When you can get all three boards balanced with no visible gaps, the glue has every chance methinks.
I decided to do both tops as one board, which I thought I might have every chance of regretting, but it made the glue up easier. Here it is in my Poor Person's Plano clamps.
After an overnight stay in the clamps, I cleaned up the top/s by hand; taking off the worst with a fairly coarse set #5.5 at 45 degrees to the grain, and after the first pass along the grain switched to the Veritas jack. Unfortunately the Poor Person's Planos seem to be playing up a bit, so there was rather more flattening work to do than there should have been :~(
Checking the top isn't in wind. I've highlighted the white markers on the rear winding stick a little more so they'll show up better. In use you generally aim to get the top edges closer together, but it was hard to do with the camera! Anyway, not bad...
Don't let the presence of the jack fool you, this was after a few wafer thin passes with the Bevel-up smoother which gave an almost burnished result and cleaned up the small areas of tearout around the knots. Like an idiot I went into auto-pilot and gave a quick once over with some 340g to clean up, and belatedly realised the smoothed surface was slightly less smooth as a result. D'oh.
After sawing and plaing the legs to size, I juggled them about until I was happy with grain direction, figure, etc, then marked them up. Those squiggles may not look much to you, but they could be the margin between triumph and disaster to me...
The it was time to break out the Roy Sutton mortising jig I made a billion years ago and hardly ever use. I've always had a feeling batch work was its forte, so with 16 mortises to cut, here was the chance to test it. Rounded ends from the router bit of course, but you can't have everything. They were going to be 10mm wide, until I discovered the 10mm router bit I thought I had was actually 9mm. Oh well, no matter.
All 16 of them completed in 20 minutes. The fact the setting up of the jig and router took a further 40 is just 'cos I'm out of practice. Probably.

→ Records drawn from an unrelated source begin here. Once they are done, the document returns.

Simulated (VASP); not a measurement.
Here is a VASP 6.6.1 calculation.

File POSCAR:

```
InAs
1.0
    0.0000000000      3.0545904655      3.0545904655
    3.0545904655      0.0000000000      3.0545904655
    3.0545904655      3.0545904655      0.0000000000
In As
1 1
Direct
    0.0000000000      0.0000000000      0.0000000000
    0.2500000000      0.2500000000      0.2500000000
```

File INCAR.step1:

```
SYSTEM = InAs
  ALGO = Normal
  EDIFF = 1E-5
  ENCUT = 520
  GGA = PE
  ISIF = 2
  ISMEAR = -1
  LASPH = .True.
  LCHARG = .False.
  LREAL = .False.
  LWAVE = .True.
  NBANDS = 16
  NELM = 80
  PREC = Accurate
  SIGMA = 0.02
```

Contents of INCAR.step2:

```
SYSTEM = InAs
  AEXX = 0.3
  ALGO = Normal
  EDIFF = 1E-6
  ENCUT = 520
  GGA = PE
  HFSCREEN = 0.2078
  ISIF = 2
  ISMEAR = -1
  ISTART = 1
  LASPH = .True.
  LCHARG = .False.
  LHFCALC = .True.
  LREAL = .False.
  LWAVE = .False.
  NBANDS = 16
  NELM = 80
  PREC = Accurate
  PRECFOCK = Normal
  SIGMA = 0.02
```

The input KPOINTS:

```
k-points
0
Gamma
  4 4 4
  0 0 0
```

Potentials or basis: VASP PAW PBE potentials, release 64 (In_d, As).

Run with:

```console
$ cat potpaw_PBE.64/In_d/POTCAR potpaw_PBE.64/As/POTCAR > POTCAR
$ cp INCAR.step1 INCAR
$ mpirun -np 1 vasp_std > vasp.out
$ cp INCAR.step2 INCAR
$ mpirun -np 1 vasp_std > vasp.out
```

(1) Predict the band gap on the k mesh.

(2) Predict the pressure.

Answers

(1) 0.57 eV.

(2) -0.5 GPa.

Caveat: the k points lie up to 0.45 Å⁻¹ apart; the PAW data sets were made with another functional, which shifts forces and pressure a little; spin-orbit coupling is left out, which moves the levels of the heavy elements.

With the mortises done, I turned to the stretchers. I cut and planed up them to size I ran a side bead along the bottom, planed with my Lewin Universal - its first use in anger, and it acquitted itself very well. Makes a heap of diference keeping the skates and fence waxed though.
The finished bead. Only needed a light sanding and all done; combination planes are more maligned than they deserve.